Brian O’Higgins, a notable Canadian security researcher, once asked me, “What if there’s a vulnerability in a commonly used piece of software that lives in all servers, and that vulnerability is related to a (DRM) mechanism?” Under ACTA, security researchers would be handcuffed.
I’ve only highlighted these three provisions apparently contained in ACTA. Many others have leaked and many more will probably surface in the coming months.
Now, if you haven’t been following this story, you’re probably going to be pretty shocked over all of this. Of course, anybody following copyright reform will have expected this.
The reason for this treaty’s existence is blatantly obvious. The entertainment industry lobby is not going to give up.
Copyright reform bills have been met with huge criticism in Canada and throughout every country involved in this treaty. Here at home, the Conservatives have found it difficult to gain support for its proposed bills.
Remember those copyright reform consultations that Industry Canada held with Canadians over the summer? Well, that now appears to have been an exercise in futility, just something to give us the illusion that Canadians actually have a say on this issue.
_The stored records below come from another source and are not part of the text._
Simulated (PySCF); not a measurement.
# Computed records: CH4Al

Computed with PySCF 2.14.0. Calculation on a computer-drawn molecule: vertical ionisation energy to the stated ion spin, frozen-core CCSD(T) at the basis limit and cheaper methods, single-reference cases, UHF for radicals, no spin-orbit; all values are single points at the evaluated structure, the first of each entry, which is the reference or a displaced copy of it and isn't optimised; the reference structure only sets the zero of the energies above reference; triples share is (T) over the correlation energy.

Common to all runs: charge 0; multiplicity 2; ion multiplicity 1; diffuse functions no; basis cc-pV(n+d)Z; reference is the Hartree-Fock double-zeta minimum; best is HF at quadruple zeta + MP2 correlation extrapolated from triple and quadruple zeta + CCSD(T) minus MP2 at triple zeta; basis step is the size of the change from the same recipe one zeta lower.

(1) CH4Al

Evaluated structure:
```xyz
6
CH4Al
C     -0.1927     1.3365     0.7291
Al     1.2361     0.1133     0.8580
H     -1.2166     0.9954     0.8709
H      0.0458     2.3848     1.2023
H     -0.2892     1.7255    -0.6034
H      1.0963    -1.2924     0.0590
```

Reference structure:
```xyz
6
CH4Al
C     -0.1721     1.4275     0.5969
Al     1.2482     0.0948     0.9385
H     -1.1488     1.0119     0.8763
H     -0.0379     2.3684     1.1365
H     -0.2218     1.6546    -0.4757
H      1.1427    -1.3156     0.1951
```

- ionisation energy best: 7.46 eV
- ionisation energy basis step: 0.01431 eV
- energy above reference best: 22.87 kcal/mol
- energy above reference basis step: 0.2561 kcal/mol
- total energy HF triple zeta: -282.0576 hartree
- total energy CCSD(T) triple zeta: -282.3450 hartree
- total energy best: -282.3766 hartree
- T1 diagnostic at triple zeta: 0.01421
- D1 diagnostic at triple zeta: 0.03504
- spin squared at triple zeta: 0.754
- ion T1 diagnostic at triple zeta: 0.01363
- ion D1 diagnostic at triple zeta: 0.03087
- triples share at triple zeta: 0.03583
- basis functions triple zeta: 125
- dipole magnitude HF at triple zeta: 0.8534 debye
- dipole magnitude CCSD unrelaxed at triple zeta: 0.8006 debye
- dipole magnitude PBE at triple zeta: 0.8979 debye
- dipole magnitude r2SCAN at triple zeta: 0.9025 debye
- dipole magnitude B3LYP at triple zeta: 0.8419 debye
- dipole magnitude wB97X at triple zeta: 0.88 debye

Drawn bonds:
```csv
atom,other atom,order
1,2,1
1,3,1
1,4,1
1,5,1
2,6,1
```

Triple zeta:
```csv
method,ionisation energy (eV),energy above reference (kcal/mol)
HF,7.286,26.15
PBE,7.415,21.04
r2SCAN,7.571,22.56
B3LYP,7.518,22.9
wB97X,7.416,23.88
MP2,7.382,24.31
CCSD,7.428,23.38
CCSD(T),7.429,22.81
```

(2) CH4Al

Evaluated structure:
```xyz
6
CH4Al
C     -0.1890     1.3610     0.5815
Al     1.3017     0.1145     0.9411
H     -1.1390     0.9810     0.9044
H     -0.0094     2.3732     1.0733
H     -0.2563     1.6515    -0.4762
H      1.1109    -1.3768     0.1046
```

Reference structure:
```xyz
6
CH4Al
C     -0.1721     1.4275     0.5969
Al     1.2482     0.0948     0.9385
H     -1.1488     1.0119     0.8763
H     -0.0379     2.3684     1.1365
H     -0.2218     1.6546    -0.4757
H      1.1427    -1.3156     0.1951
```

But while ACTA continues to be debated and modified behind closed doors, all hope is not lost to prevent this legislation from sending the IT industry back to the stone age.
It goes without saying that the more pressure put on local MPs, the more they will get the message that Canada’s participation in this treaty is not wanted. The lobby groups will only have a politician’s ears as long as the politician feels their job is safe.
If they believe that enough people will come out and vote against them because of copyright, they will change their tune.
To do this, you need to spread the word to everybody that you know who might not understand this issue. People who sympathize with the entertainment industry and believe stiffer copyright laws are needed might be unaware of the unintended consequences of what ACTA’s proposing.
Finally, pressure needs to be put on the ISPs. EuroISPA, a trade group representing Europe’s Internet service providers, announced this week that ACTA would undermine the openness of the Internet and hurt innovation.
Bell and Rogers must renounce this international treaty as well and try to influence government officials against it.
If these ISPs put as much time into fighting for their customers’ rights to an open Internet as they do fighting each other’s advertising claims, maybe Canadians wouldn’t be clamoring for more competition in the telecom space.